Multiple Modbus Masters using Ethernet Serial Server


Thread Starter


Is it possible to use a single 'Ethernet/serial server' connected to a modbus slave to be polled by several Modbus masters (PC based applications)?

Normally this would not be possible to achieve, but can any of the serial servers 'manage' such an operation, e.g. hold a proxy slave image and present to the Master as a seperate slave? or some such other technique.
Our company manufactures a device - SCADALink IP Gateway (
that allows multiple Modbus Masters to poll a Modbus Slave. This is made done by multiplexing the modbus requests on the slave port from master ports - either ethernet or serial connected. The Modbus Masters are talking directly to the Modbus slave. Note that timeout parameters to be properly set
in the modbus master(s).

Regards Ben,
email - [email protected]

Yes it possible. You can build your own modbus TCP/IP server and hold the data from modbus slaves for multiple Modbus TCP/IP Masters. You can use for example Zilog eZ80 microcontroller to buld the device. Using this chip I've build Modbus TCP/IP server easy and quick.


benoit galarneau

Use a modbus serial to modbus TCP-IP bridge such as Schneider CEV-300. You will be able to poll a modbus serial slave via many Modbus TCPIP masters.
It is possible that you will overload the serial port on your slave devices. One option is to use an IP based control system to poll the serial slaves and store the current status in memory. Then have your masters poll the control system for the current status. This way you are using the network to distribute the data to the other devices, and you are not overloading the slaves with 100s of polling requests.

Automation Linse

Yes, this works amazingly well. The "bridges" function in 1 of 2 ways:

1) "Pass-Through" is how a Digi One IAP or Modicon CEV function. It is a small queueing system without concern for actual data - if 3 masters send requests, all 3 are queued and when the serial port is idle, one of the queued requests is forwarded to the slave. The other 2 requests sit in the queue and wait. The 'Pro' of this approach is no data configuration; the 'Con' is all Masters see slower responses. If your normal OPC/Master timeout was 1 second and you have 3 Masters running, then you'll need to bump up *ALL* the timeouts to say 2.5 or 3 seconds.

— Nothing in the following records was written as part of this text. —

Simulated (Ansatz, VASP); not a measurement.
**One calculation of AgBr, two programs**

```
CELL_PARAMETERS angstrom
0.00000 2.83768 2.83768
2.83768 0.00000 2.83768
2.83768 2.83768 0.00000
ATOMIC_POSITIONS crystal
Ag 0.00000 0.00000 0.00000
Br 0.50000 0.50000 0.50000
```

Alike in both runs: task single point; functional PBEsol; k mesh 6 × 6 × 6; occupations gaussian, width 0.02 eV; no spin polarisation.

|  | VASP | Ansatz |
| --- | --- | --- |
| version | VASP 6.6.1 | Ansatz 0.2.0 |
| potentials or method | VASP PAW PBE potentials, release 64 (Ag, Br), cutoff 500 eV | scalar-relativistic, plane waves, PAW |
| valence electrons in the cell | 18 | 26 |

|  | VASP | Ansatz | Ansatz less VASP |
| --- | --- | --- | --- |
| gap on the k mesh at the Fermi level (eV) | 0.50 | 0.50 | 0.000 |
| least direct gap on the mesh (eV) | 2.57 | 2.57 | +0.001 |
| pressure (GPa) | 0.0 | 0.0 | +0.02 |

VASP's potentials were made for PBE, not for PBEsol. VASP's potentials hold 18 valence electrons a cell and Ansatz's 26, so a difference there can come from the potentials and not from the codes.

2) "Dual-Port Memory" is how most of the products supporting options for diverse protocol and media conversion work (ie: Modbus to DeviceNet, etc). You literally configure the product on the serial side to pull in selected data using one protocol and store in a virtual slave memory. Then masters of another protocol query this virtual slave memory instead of the actual slave. The 'Pro' of this approach is Masters can see much faster responses - especially if all are polling the same data; the 'Con' is usually a higher cost and more configuration is required.

For simple Modbus bridging, either design works.